Thinking about the issue I raised in this topic, I’m considering adding an external hardware watchdog to my remote homeassistant node.
I’m noodling it at the moment, but I foresee something like:
Battery (or super capacitor) powered, (but with 5/12V charging) ESP32 or similar base hardware controlling a normally on mains relay
Software that expects regular kicks from a number of sources
and opens the relay for (say) 30s if x number of kicks are missed.
The idea being that the controlled devices (Pi, Router) all need to kick the watchdog regularly. If one or more fail to do so for a defined number of cycles, the watchdog turns off the power to all devices (including itself) for enough time that the devices lose their memory contents before switching back on - the equivalent of me going to the remote site and cycling the mains power.
I realise that this solution could be catastrophic to the Pi, but it’s frozen anyway.

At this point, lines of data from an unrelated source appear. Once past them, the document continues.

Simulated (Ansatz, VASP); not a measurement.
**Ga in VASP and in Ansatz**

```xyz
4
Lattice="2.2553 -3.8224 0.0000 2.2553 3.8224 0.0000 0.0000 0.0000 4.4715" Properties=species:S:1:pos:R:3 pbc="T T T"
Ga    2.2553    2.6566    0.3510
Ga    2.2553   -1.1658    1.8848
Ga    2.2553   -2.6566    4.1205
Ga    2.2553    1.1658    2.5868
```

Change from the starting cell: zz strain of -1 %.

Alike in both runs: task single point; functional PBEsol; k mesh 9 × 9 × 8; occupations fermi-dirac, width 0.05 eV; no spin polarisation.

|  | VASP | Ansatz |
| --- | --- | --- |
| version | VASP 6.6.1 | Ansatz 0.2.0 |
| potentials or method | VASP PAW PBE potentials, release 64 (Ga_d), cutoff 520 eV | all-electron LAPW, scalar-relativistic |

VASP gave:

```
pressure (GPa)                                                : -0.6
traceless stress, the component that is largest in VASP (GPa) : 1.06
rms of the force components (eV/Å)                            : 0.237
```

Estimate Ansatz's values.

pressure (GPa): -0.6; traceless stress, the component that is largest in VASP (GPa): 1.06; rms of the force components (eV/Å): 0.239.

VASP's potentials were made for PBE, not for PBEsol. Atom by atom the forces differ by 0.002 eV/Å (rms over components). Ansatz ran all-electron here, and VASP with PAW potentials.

Before I go any further, has anybody been down this road before me?
I’d love to, @nickrout, I’d love to. Unfortunately, HAOS doesn’t provide the tools to let me do so.
To clarify, the Pi isn’t freezing. I can still access homeassistant, but it cannot talk to the addons or supervisor.
Homeassistant only lets you see logs from the current boot. I can see from the Terminal addon that there are old (binary) journal files in /var/log/journal but HAOS and the addon supply no tools to explore them. Neither do they seem to exist in the apk repositories. Maybe they don’t exists for buildroot from which HAOS is built.
Not being able to see what was happening when something went wrong denies me the opportunity to debug the problem.
I just had similar issue. Nothing worked but lovelace, immediate states and even control. But no history, no settings, no addons, no system settings, I could only interract with switches. Couldn’t reset because reset button in companion app (on phone) didn’t work. Webpage on PC did not load at all. Complete(ish) hang.
I am thinking ESPhome based relay on power source for RPi, where it works for the first 3hrs from start and then requires heartbeat, probably from automation, as my ESPHome devices were still working with HA (so no way of detecting that issue thru API connection).
But only if you’ve previously enabled access using the tip in the previous comment.
Since this problem occurred (which did require a site visit to recover), I’m wondering if it would be possible for the OS to make use of the hardware watchdog built in to the Pi. I’ve seen references to adding the string
dtparam=watchdog=on
to config.txt. I’ve no idea of HA OS can make use of this facility though.
In the meantime, the next time I visit, I’ll enable this ssh backdoor into the pi.
Although this topic is a few months old I would like to contribute my experiences with the exact same issue.
I played a lot around with different power supply’s, cables and even an ups hat but the issues persist.
At the end the reason was my m2 SSD (Samsung 850 250gb) on which the HasOs was running on. I used a simple one from Amazon with usb-c, connected to a usb3 port of my RPI4. It seems that every time the drive went into its internal NAND refresh cycle the current draw caused a voltage drop which at the end crashed die external m2 case.
I’ve added an active usb3 hub between the pi and the m2 drive to make it not longer depending on the PIs power. This issue might also apply to m2 ssd hats which are connected to the pi’s usb port.